This question was part of my assignment in complex analysis .
Find the largest open set on which $\displaystyle \int_{0}^{1} \frac{1}{1+tz} dt $ is analytic .
I wrote $F(t)= \displaystyle \int_{0}^{1} \frac{1}{1+tz} dt $ and then computing $\dfrac{F(t+h)-F(t)}{h}$ . Then in $F(t+h)$ I will get $\mathrm{d}(t+h)$ which I put equal to $\mathrm{d}t+\mathrm{d}t$ . So , I am getting $3$ integrals.

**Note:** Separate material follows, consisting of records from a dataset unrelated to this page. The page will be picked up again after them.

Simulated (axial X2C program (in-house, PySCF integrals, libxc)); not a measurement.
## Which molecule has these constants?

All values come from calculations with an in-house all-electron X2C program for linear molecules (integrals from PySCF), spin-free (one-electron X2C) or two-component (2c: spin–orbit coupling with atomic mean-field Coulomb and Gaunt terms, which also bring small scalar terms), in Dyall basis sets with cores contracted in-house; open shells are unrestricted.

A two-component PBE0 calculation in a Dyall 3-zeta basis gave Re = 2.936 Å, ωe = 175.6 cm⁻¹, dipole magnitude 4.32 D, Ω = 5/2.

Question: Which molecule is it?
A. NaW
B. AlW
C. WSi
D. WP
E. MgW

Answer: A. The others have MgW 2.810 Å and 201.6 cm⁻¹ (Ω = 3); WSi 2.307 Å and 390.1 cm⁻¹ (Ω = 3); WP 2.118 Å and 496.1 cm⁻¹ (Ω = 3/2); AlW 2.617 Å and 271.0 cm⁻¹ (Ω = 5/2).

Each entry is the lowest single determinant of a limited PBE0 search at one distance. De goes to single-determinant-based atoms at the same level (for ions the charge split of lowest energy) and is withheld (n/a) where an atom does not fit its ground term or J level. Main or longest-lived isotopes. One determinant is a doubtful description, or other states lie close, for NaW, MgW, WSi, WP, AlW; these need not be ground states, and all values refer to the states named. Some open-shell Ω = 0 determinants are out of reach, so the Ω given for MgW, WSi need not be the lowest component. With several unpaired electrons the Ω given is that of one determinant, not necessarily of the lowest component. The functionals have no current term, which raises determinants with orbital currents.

But there is a confusion: the limit of $F(t)$ is $0$ to $1$ over $\mathrm{d}t$ but due to $\mathrm{d}(t+h)$ inside the integral I am getting limit of $\mathrm{d}h$ also equal to $0$ to $1$ and then I will put the limit $h \rightarrow0$.
After that only calculations are left. So, is my approach correct? If not, kindly tell me what is the mistake and what would be the right approach.
Thanks!!
You can use the Leibniz rule for parametric integrals: If $D\subseteq\mathbb C$ is open, $f:[a,b]\times D\to\mathbb C$ is continuous, and $f_t(z):=f(t,z)$ is analytic on $D$ for all $t\in[a,b]$, then
$$F(z):=\int_a^b f(t,z)\mathrm dt$$
is analytic on $D$. In your specific example, $f(t,z)=\frac{1}{1+tz}$, which is analytic on $\mathbb C\backslash(-\infty,-1]$ for all $t\in[0,1]$, since $f_t$ is analytic everywhere except at $z=-\frac{1}{t}$. So the integral in question is analytic on the domain I mentioned, and it is not defined outside that domain, so that domain is also the largest one on which it is analytic.